Adj_jac_apply

Well… getting adjoint ODE working would be just awesome. If we can get that to work then this is absolutely the preferred thing to do.

This just seems like a mega project to me and sticking the Jacobians in like proposed will work out of the box (and “my” problems just involve a handful of states… so my selfish me is good). But if I can be of help in the adjoint stuff, I am happy to contribute; though my time is somewhat limited right now.

EDIT: and right forward mode could be useful, but only for half of the cake; so I am not sure what it will buy us (and it’s anyway not yet safe to use).

Hmm, once I go back to school in a couple weeks I gotta be 100% in graduating, non-Stan-dev mode so I don’t want to take on a big project. I think overall adjoint is going to be less trouble than custom C++ery though.

I can probably get this in a proof-of-concept state without too much trouble. I know how to fix the memory issue now which was the biggest thing holding me up. Would you be willing to take over the pull req. if I can get something basic up (and it looks like it’ll be useful)?

Yeah, it’s a half-cake for sure haha.

1 Like

Graduation… who needs that? Knocking Stan’s PRs down is much better of a profession, no? … your intern was/is/will be productive is what I wanna say here…

The adjoint stuff is super cool, yes; the C++ stuff I am suggesting would even go well along with it.

I can do that, yes. I can’t promise on any deadlines or so - and I will probably need some time to digest your stuff, but if we can get this into Stan, this would be just amazing. So assuming we can get this in a PoC state, which we hopefully can declare as successful, then I can take that on as main person, yes (though some help will likely be needed from time to time).

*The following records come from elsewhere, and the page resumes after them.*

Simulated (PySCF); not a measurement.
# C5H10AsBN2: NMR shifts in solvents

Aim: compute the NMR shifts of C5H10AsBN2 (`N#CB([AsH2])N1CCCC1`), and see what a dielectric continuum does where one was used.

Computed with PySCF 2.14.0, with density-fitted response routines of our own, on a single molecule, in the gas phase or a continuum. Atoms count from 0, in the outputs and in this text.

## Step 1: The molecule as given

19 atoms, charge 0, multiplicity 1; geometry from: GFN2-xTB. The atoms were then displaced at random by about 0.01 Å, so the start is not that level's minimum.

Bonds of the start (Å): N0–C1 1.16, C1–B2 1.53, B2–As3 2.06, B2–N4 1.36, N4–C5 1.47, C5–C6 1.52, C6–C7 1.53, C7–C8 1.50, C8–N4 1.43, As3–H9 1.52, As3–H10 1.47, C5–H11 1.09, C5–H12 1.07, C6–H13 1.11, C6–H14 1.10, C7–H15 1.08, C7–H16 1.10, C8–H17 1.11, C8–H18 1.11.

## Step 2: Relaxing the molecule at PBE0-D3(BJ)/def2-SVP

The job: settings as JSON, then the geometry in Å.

I’ll try to get it in a benchmark-able state sometime in the next few days. This is probably going to have some interactions with the MPI stuff and there could very well be numerical issues or other weirdnesses popping up too that take the edge off it.

Hard to be sure without trying it though haha.

Great!

MPI just needs nested AD. For MPI each job is executed as a nested AD operation. I hope that is not a problem?

And here’s a follow up post with a more interesting adj_jac_apply performance example.

In this case I compared a prim version of simplex_constrain (https://github.com/stan-dev/math/blob/develop/stan/math/prim/mat/fun/simplex_constrain.hpp#L28) to one implemented with adj_jac_apply (https://github.com/stan-dev/math/blob/develop/stan/math/rev/mat/fun/simplex_constrain.hpp#L15).

The benchmark code is here: https://gist.github.com/bbbales2/a1689764f0fda6df561e858026f4e8d9#file-adj_jac_apply_simplex_benchmark_test-cpp

This problem has a triangular Jacobian, but you can compute the stuff you need recursively so again you’re better off not computing that Jacobian or even multiplying by it implicitly.

It looks like a healthy 4x speedup, which is nice. Via a visual inspection both of those lines are straight (though it’s hard to tell for the teal one).

The good news to that is that again the regular autodiff is scaling really nicely. The bad news is that this means we’re gonna need to be pretty careful with any custom derivatives stuff to not end up slower or scaling worse :P.

2 Likes

uhm… just going over your A*x example again…was it a typo to pass in A and x by value and not by reference?

or is that on purpose?

Mistake for sure, they should be const refs. Fixed. Thanks!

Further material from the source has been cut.